Editor's Choice


Improving solder paste printing with squircle aperture designs

EMP 2025 Electronics Manufacturing & Production Handbook Editor's Choice

The term ‘squircle’ is a portmanteau, or mashup, of ‘square’ and ‘circle’. It looks like a square with rounded corners.

Mathematically, this shape is known as a superellipse. When it comes to SMT stencil design, a looser definition is often used, and the actual shape is known as a rounded square - generated by separating four quadrants of a circle and connecting them with a straight line.

As it turns out, the squircle is an effective shape for maximising both solder paste volume in tight spaces, and improving transfer efficiency.

The properties of squircle apertures

The squircle design incorporates the positive features of both circle and square apertures.

Circle aperture features

Because of their smooth, rounded design, circle apertures have no pad-overlapping corners and no paste dead zones, but it is much more difficult to get sufficient paste volume in tight spaces using circles. This is because the area of a circle with a given diameter is less than that of a square with the same side length (using formulae for the area of a circle vs area of a square: π/4 d2 < d2).

Additionally, circles have equal surface tension across the diameter of the aperture. During separation, this may increase the amount of solder paste that remains in the aperture. Imagine a soap bubble on a flat surface; equal surface tension keeps it stable. This same characteristic discourages paste from exiting the circular aperture.

Square aperture features

A square has the inherent benefit of maximising paste volume in tight spaces. When printing solder paste, however, the particles tend to agglomerate in the sharp aperture corners, resulting in more variation from deposit to deposit. It is also likely this variation will grow over time if the stencil wipe efficacy diminishes and the paste accumulation increases.

Squares inherently have larger surface areas than circles of the same major dimension, so they should deposit more paste, but if those paste-grabbing corners overlap pad edges, they also create gasketing problems that can further drive high variation.

Squircle apertures

The squircle combines the volumetric benefit of square apertures with the paste release benefits of rounded shapes, which also avoids regions of paste accumulation. It brings the best of both worlds to an extremely challenging part of the printing process.
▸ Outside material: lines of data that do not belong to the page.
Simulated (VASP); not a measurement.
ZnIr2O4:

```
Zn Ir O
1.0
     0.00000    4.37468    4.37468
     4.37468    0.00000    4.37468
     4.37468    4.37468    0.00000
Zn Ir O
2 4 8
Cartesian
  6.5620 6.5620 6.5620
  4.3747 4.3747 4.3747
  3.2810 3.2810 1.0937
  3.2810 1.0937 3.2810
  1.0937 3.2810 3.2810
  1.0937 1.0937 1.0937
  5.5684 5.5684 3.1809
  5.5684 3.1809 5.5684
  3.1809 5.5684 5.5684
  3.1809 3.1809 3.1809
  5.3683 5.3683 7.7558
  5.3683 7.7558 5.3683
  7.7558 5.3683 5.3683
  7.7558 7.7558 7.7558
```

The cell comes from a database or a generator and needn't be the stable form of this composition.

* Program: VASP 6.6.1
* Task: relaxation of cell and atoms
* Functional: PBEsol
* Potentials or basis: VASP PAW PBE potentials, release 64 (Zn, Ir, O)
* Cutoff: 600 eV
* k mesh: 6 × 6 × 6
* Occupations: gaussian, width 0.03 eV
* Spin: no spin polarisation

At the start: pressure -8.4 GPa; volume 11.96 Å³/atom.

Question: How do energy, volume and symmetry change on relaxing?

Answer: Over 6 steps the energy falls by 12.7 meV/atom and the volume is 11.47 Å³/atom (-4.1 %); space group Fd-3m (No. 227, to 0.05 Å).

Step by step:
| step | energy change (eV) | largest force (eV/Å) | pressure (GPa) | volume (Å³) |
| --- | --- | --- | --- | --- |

Experimental comparison of aperture shapes

Extensive print testing at AIM’s Juarez, Mexico, applications laboratory, using a stencil containing square, circle, and squircle aperture shapes, supports the strong case for the squircle as a solution to many print challenges. By testing apertures of the same major dimension (diameter or side length) and similar area ratios, transfer efficiencies and actual deposit volumes were able to be directly compared (see figure1).

Figure 2 shows the measured transfer efficiencies and calculated coefficients of variation of each type of aperture. Notice the transfer efficiency is slightly lower on the square than the circle, but only by a few percentage points. The square also has slightly higher variation with the Type 4 paste and is equivalent to the Type 5 paste data. The squircle consistently has the highest transfer rate, and comparable or lower variation than the squares or circles.

Figure 3 shows the average volume deposited by each aperture shape. Note that although the square showed lower transfer efficiency, its larger area resulted in higher volumes than the circle, but the squircle deposited the highest volumes of all apertures. In all cases, the Type 5 paste consistently produced marginally higher volumes, but not enough to justify a transition to it in a production environment where cost, separate storage, and reflow issues would arise.

It is important to note that in these experiments, transfer rates are very high and variation rates very low compared to typical results from similar print tests. These print tests were conducted under an ideal environment, using a polymer nanocoated stencil. It is reasonable to expect similar trends in production environments, but with lower transfer rates and higher variation rates. It is also reasonable to consider using nanocoatings on stencils with tight area ratios because of the (frequently documented) quality improvements they provide.

Data collected, but not shown here, also indicate the squircle is more robust against the effects of room-temperature aging and long pause times (greater than 60 minutes) between prints.

While this study underscores the squircle’s potential, further research is warranted to explore its applications across diverse assembly conditions and materials. Nonetheless, the initial results are promising, positioning squircles as a viable enhancement to stencil design practices.